A fire drill is a method of practicing the evacuation of a building for a fire or other emergency. Generally, the emergency system (usually an alarm) is activated and the building is evacuated as though a real fire had occurred. Usually, the time it takes to evacuate is measured to ensure that it occurs within a reasonable length of time, and problems with the emergency system or evacuation procedures are identified to be remedied.
At The Conversation, we’ve been running fire drills recently. Not to evacuate a building, but to see how long it takes us to rebuild our entire production environment. Take a new VPS, and time how long it takes to get our production environment running again.
Our process for doing this has evolved over the past few weeks, to the point where we can now run a single command to provision an entire VPS and restore from our database backups.
The first fire drill
The first test was to figure out if we could actually do it, without the help of our resident systems expert. So we hosed our staging environment, and told a random developer on the team to fix it. Despite all of our documentation and existing build scripts, it took nearly 2 days.
Our documentation claimed a record of 30 minutes to accomplish this feat, so we had failed miserably.
Houston… we have a problem
We use dollhouse and babushka to provision our servers. It’s great to be able to build a full stack on a remote machine by running one command. So when we sat down to run the fire drill, we were pretty confident that anyone in our team could get things going again.
So why did it take 2 days?
Along with our build scripts, we have a document that describes all of the manual processes required to truly build a new production environment:
- How to spin up a new VM
- Updating IP addresses in the dollhouse config file
- Removing IP address from your known_hosts file
- Updating the IP address for the remote server in your git config
- How to find and restore a database backup
Like most documents, it was a little out of date, as were some of our Babushka scripts.

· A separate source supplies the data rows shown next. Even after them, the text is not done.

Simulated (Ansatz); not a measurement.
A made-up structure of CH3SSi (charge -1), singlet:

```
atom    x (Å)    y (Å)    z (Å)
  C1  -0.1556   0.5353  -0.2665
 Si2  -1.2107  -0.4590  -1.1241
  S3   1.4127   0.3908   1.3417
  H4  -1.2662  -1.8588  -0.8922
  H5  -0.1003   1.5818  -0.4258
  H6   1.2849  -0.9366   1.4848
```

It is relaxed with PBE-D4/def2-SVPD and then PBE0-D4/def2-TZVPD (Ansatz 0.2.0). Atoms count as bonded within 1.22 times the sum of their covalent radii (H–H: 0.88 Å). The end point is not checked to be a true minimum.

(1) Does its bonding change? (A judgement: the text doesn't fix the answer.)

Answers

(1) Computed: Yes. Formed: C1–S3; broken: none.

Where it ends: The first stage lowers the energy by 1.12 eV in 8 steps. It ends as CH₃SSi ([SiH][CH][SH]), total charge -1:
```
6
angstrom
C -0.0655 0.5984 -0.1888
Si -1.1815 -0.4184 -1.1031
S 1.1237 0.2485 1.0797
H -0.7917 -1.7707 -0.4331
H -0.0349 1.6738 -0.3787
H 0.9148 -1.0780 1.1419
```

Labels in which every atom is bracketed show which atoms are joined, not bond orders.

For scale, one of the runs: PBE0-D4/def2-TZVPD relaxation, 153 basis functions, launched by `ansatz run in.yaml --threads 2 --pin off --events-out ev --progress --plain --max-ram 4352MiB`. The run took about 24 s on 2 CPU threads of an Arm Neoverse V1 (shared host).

What should have taken 30 minutes, took 2 days of document and build script debugging.
We re-ran the fire drill, fixing problems as they arose, until we were confident in our ability to rebuild the staging environment.
Then we handed it all over to another developer, to see if we had really nailed it.
We failed again
What happened? We thought we had the build nailed, I guess we didn’t. New pieces of infrastructure had been installed, and while scripted via babushka, they hadn’t been tested in conjunction with all of the other scripts.
This time it only took a day to get everything up to date. We were getting better at this, but we weren’t yet comfortable with what we had.
We worked hard on the build scripts, wrapping our manual steps up into another script, so that we couldn’t forget a step, or mistype something. We weren’t happy until we had one command to run, passing in an IP address and environment variable, to build a full server stack, restore from a database backup and start our application.
Our new build document is much cleaner:
- Spin up a new VM
$ rake server:provision IP=xxx.xxx.xxx.xxx ENV=staging
- Drink beer
Our current setup isn’t without flaws, but we’ve learnt a lot in the past few weeks.
What did we learn?
- Documentation gets out of date.
- Build scripts get out of date.
- Automate everything, manual steps get missed.
- Fire drills should be run, all the time, to ensure correctness.
In the future, we’re hoping to set up a build on our CI server that will run nightly, completely rebuilding our staging environment from scratch.
Essentially we want an automated fire drill.